Two unlikely heroes emerged from Tyrone’s 16-7 win in last night’s annual Backyard Brawl against Bellwood-Antis, though for vastly different reasons.
Both senior Cory Lehman and junior Keegan Raabe made the kind of plays with lasting imagery one might expect from the storied Brawl series.
For Lehman, his fourth-quarter sacked, followed up later with a 44-yard reception to set up a game-clinching field goal, firmly solidify him as a Backyard Brawl gamer. When the Eagles needed momentum, he put the pedal to the floor.
Raabe, on the other hand, was cool as a cucumber in splitting the uprights with a 20-yard field goal to seal the win late in the game.
But while the pair created memories and stories that will be good around the dinner table for decades to come, their shining moments could not have been more unanticipated. Raabe had never played a varsity football game, much less attempted a kick of the magnitude of his fourth-quarter three-pointer, before last night.
And as for Lehman, well, the three-year letter-winner admitted afterwards he was a little lost on both of his big plays.
“No lie, I heard that it was a blitz late,” he said of his game-changing sack. “I heard ‘Seattle,’ and I just busted off. I didn’t know if (B-A quarterback Shawn Wolfe) handed the ball off or not. I saw the ball poke up, and he didn’t see me coming. I didn’t know the ball came out after it, either, until after, and then I just went crazy.”

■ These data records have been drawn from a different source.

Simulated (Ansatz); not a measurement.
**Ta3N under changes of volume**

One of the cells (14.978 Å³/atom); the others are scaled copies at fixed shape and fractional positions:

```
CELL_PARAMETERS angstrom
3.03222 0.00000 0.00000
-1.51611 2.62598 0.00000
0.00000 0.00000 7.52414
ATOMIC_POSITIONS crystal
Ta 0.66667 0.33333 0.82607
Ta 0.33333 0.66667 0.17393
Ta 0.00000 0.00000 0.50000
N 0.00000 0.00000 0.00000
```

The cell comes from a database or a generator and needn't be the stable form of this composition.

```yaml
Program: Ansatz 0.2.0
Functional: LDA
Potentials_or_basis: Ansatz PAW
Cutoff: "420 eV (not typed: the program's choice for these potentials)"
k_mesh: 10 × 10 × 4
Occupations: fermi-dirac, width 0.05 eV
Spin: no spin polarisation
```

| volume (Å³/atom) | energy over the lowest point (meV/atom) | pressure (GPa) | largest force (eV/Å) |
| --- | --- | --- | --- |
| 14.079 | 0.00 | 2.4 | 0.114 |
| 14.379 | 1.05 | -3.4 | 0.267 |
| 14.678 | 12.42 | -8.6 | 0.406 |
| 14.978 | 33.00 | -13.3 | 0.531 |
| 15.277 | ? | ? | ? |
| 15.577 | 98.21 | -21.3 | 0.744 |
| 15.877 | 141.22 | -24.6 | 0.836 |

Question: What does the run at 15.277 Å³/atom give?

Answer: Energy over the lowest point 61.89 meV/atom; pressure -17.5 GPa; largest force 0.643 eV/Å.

The fumble was recovered by Braeden Nevling-Ray, and it led directly to the go-ahead touchdown.
Later, when Tyrone had a chance to drain the clock and play it safe with time winding down, Lehman broke free on a 44-yard reception that set up Raabe’s improbable field goal.
On that play, too, Lehman said he was a little unclear of just what his responsibility was until the last second.
“Again, I’m not going to lie, I missed the play,” he said with a smile. “It was a play to the opposite side. I’m pretty sure I had the post. I just ran it down the seam because I was confused and it was there.”
So did he run the right route, or was this simply the luck of the Brawl?
“I knew that I was doing it right,” he said.
Those are the kinds of dramatic plays this series, which can be traced back as far as 1897 unofficially, are built upon, and in the heat of the moment, in front of 5,000 screaming spectators, it’s not unusual for a player to have to make something happen on the fly.
For a player with the pedigree of Lehman, who already has two varsity letters on the gridiron, it’s a lot easier to take that lemon and make some lemonade.
Raabe is a different story. When he kicked an extra-point in the first quarter after a game-tying touchdown run by Zac Albright made it 7-6, it was the first time he ever stepped on a varsity football field, making his late field goal extra-special.
In a game the magnitude of the Brawl, it elevated him to the status of other unlikely heroes along the lines of the Yankees Aaron Boone, whose unforeseen grittiness against all odds earn them a special middle name. So Raabe may well be remembered henceforth as Keagan Freaking Raabe.
“I was just focusing on hitting the ball right,” said Raabe. “I was prepared, I was calm. I was just thankful that my hold got down, and the snap was good.”
That’s no small bit of thanks. One reason Raabe’s kick was so big was because after Tyrone’s go-ahead score a bad snap led to a mistimed kick that went left, and Tyrone led just 13-7.
Tyrone coach Jason Wilson said he talked to Raabe before the game about not allowing the hoopla surrounding the region’s biggest rivalry game to affect his concentration.
“Pregame, I told him it’s just like practice,” Wilson said. “I told him don’t worry about the crowd, don’t worry about the other guys coming at you. Just focus on the ball and getting your kick and the timing down, he did an excellent job. He’s a multi-sport athlete. So he’s been in these situations. He’s been in games. He knows the atmosphere. He knows the feeling. I think he just looked really relaxed back there.”
Raabe may have been in other games, but there’s nothing quite like a Backyard Brawl game, so when Raabe got the chance to put his stamp on one, he embraced it.
“I don’t know how big of a role I felt playing in it until that last kick,” he said. “Everyone was rushing at me. I was feeling it. Everyone was pumped up, and it felt good.”
With Tyrone bringing the Backyard Brawl trophy back to their school after losing it for a season, they were certainly moments Raabe and Lehman will remember forever.